Thursday, 2 April 2009

Hobson's choice

According to recent analysis from Mortgage Brain there were 3,091 mortgage products available in the UK on 30th March 2009. On the face of it, with the news telling us that it's well nigh impossible to get a mortgage of any description, that seems like an enormous amount of choice and rather flies in the face of the general perception.

Let me tell you this, though - 3,091 mortgage products is *nothing*. This time last year there were in the region of 15,000 different mortgage products available offered by over a hundred lenders. It's a bit like walking into a newsagent for a television listings magazine and being faced with a binary choice of the Radio Times or the TV Times. Sure, you might decide to buy one of the two but for millions of people neither of those publications will be exactly what they want. And so it is with mortgages.

For years, the mortgage buying public have invariably been able to find what they wanted. It didn't matter on the "loan to value", the repayment method, whether you wanted a fixed or variable rate, whether you needed flexibility or not. There was a lender out there for everyone from the City professional to the newly self-employed with an impaired credit history.

Without wishing to pass judgement on any lenders individual lending policies - the debate about whether the lenders were reckless will endure - the fact remained that the sheer number and variety of products available meant that pretty much everyone could find what they wanted. Today that is palpably not the case and is resulting in millions of borrowers facing the stark situation where they may have two options available - no choice or Hobson's choice.

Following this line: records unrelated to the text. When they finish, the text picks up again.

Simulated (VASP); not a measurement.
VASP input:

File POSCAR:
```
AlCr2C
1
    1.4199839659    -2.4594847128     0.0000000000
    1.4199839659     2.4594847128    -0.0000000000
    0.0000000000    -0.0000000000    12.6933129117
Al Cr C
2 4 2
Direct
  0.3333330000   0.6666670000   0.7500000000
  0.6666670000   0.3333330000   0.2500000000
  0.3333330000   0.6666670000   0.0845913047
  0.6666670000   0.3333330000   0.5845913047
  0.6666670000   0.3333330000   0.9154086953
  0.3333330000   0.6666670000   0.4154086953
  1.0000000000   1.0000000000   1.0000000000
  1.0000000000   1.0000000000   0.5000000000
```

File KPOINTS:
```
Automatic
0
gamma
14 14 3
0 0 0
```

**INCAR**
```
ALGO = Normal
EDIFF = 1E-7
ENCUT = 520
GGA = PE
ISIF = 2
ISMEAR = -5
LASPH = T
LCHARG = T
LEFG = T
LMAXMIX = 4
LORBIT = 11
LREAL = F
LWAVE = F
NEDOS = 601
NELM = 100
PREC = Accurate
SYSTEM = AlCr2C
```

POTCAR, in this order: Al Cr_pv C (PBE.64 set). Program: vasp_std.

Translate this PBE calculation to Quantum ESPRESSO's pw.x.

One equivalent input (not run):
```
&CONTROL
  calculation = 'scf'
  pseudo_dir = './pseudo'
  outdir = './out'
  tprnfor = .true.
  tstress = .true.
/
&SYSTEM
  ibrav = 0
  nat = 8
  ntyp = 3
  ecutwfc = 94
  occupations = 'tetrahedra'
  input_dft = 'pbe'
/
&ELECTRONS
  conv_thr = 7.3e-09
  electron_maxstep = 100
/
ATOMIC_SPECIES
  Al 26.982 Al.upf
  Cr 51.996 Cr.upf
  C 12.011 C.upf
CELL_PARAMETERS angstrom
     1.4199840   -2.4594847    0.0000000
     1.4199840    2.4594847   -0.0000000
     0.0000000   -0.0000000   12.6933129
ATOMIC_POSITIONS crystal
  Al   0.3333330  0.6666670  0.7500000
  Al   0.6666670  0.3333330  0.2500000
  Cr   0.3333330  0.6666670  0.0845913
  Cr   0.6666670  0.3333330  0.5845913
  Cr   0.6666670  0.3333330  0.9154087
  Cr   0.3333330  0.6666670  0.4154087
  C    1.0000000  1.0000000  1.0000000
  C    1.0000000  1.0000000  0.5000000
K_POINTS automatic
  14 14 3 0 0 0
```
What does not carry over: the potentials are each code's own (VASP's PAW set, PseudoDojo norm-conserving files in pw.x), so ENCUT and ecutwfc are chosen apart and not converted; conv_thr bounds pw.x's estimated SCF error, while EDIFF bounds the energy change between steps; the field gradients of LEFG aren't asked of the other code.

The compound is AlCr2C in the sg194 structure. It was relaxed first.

Until such a time as the number of products available to borrowers increases there will continue to be a situation where many mortgageholders (and potential buyers) are simply unable to find a product that satisfies their requirements. It needs lenders to innovate, to relax their criteria, to increase their "loan to value" ratios and, above all, to develop an appetite for helping the mortgage market get back on its feet. The short-term chances of anyone prepared to do that, however, are slim.